Sunday 18 February 2018

Keeping on top of things

Condidering that the Jackdaw population of St Dogmaels must be somewhere in the high hundreds, if not more, and that over the past five years or so I've been very restrained and only ringed 27 of them, I was quite suprised to see this pair when I looked out of the window this morning. (Photo not the best since there was double-glazing in the way).

Tuesday 13 February 2018


We started ringing Linnets at Mwnt in April 2016, and had trapped 1240 birds without encountering any ringed elsewhere; until last week that is, when we met our first ringed bird that hadn't been ringed by us.  Considering that so few are ringed elsewhere in Wales each year, I had high hopes that this bird might support my suspicion that our substantial wintering population is almost entirely separate from our breeding population, and may come from somewhere further North than Beaumaris.

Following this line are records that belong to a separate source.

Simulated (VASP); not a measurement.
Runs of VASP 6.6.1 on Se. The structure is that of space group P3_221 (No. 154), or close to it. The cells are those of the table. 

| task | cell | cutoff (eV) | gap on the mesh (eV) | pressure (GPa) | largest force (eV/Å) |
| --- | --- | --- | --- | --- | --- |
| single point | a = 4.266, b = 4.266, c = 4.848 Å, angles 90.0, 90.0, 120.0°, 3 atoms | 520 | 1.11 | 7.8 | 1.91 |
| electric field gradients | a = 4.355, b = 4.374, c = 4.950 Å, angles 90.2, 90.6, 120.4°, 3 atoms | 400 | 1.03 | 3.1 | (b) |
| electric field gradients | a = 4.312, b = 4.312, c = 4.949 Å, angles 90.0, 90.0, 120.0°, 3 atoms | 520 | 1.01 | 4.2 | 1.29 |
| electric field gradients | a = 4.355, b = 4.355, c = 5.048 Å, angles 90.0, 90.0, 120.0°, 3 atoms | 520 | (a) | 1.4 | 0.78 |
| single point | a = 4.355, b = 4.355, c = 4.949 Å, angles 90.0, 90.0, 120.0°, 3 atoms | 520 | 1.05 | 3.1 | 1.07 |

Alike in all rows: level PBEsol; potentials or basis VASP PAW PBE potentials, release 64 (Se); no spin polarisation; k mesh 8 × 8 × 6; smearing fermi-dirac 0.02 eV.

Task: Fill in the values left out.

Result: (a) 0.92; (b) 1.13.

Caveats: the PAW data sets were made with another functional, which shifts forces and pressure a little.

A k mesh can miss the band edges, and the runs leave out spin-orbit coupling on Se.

While waiting over the weekend, I did some concentrated number-crunching, and ended up with a plot comparing original ringing date with the number of days to our subsequent recapture of the same bird. I was very gratified to find that this plot, although a bit gappy for reasons outwith our control, entirely supports the impression I'd got: the breeding population disappears almost entirely in about mid-October, to be replaced by a wintering population that arrives at about the same time and itself disappears by about mid-April, while the breeding population has been re-appearing since about the end of March (and showing signs of having been somewhere hot enough to bleach their feathers).  I'll produce a refined and annotated version of this plot in due course.

Today we received details of our 'control', ringed as a juvenile at the beginning of August last year on South Uist in the Outer Hebrides, 600km from Mwnt. This is a genuinely exciting moment in the project, and inspires us to go forward with increased effort, if that be possible.